It’s time for yet another annual Interactive Fiction Competition! I didn’t enter this year due to Pamplemousse-related matters, but since last year was such a great experience, I thought I’d give back to the community by writing up reviews of all the entries I’ve played. I’ll do my best to get through all the games, except for “Body Bargain”, which I beta’d.
Anyway, I’ll start off with two games I played last night: “Signos” and “Shuffling Around”. As one might expect, there are spoilers behind the cut.
“Signos” by M4U
You play some mysterious person wearing a mask, who encounters a bunch of holy men. You seem to be on some kind of quest, which I can’t quite figure out, and if you interact with any of the interactable objects, you wind up in a dark room with no exits and a page in a book telling you what you just did to get there. The game implies that by taking these actions, you somehow got distracted on your quest and lost consciousness, suggesting some kind of death scene.
Needless to say, I couldn’t figure out how to progress any further than these death scenes. Actions were underimplemented, spelling and grammar mistakes were everywhere, and I couldn’t find any evidence of beta testers. The game’s written using the Quest system, which uses a hybrid of hyperlinks and parser commands. I’d love to play a better implemented game that took advantage of such a system, but this one, where the drop-down menus kept telling me I could “take” human characters  and most of the commands I tried gave me default messages, just felt really cumbersome.
It’s probably worth mentioning that I played the web-based version; I wonder if the downloadable one fares any better, but I’d have to get on a Windows machine to try it.
“Shuffling Around” by Ned Yompus
You’ve just lost your job, and you’re at some kind of conference slash job fair. This would be an amusing premise for an IF game on its own, but upon exploring a secret entrance off to the side, what we actually wind up getting is a delightfully bizarre Nord and Bert-inspired wordplay game that jumps from one surreal location to the next incoherent estate, a null root ox.

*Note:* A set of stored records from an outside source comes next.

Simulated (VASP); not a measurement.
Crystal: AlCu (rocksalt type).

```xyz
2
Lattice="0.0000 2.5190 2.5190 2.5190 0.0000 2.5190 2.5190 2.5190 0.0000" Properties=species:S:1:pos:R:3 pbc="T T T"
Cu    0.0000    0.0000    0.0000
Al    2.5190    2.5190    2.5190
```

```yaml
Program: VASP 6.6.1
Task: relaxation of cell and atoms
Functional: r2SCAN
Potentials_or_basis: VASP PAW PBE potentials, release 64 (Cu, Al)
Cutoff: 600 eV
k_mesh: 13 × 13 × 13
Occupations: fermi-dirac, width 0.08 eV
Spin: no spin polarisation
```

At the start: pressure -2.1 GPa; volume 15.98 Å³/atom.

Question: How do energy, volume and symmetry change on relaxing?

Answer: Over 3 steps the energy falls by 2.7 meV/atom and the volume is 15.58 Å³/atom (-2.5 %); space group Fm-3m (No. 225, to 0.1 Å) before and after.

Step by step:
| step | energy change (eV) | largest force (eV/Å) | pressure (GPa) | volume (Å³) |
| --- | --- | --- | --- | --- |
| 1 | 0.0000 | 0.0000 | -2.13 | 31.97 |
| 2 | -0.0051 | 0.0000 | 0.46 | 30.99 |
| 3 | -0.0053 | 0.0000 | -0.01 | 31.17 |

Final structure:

Basically, you have the power to change things into anagrams of what they are. Say, for instance, if you see Britney Spears, you can turn her into a group of presbyterians.  I quite like it when IF games do this sort of thing, particularly with the text parser — making good use of the medium, rather than making me feel like I’m plodding through something I’d enjoy a lot more if it had graphics and a point-and-click interface. Happily, the puzzles and interactable objects were well clued, and there’s a decent hint system in-game if one is stuck, as I sometimes was. That said, I admit I tried to run some solutions through an internet anagram server. Isn’t rearrangement rave?
There are two gizmos you can pick up early on in the game that give you clues about what words you need to rearrange and how, but I could only take one of them with me. There’s hinted to be a way to get both of them, but I couldn’t figure it out.
The writing reminds me of last year’s Taco Fiction, with its down-on-their-luck loser protagonist, and there’s even a scene in which you wind up making a taco. So, I’m thinking Ned Yompus is either a pseudonym for Ryan Veeder, or a pseudonym for someone else trying to capitalise on subject matter that won the comp last year. Either way, the writing was both hilarious and anagramtastic, a charlatan guitar admission.
The game did go on for longer than the alotted two hours for me, which is the only thing I didn’t like about it. There are three main “nodes” in the middle part of the game, but you only need to finish two of them to get to the finale — I wound up playing all three because I liked the game enough that I didn’t want to miss out on any of the content. An okay problem to have, a removable panty hook.
I still have a bunch more games to play, but I think this may just wind up being one of my favourites in the comp, if servicemen may hop onto tofu.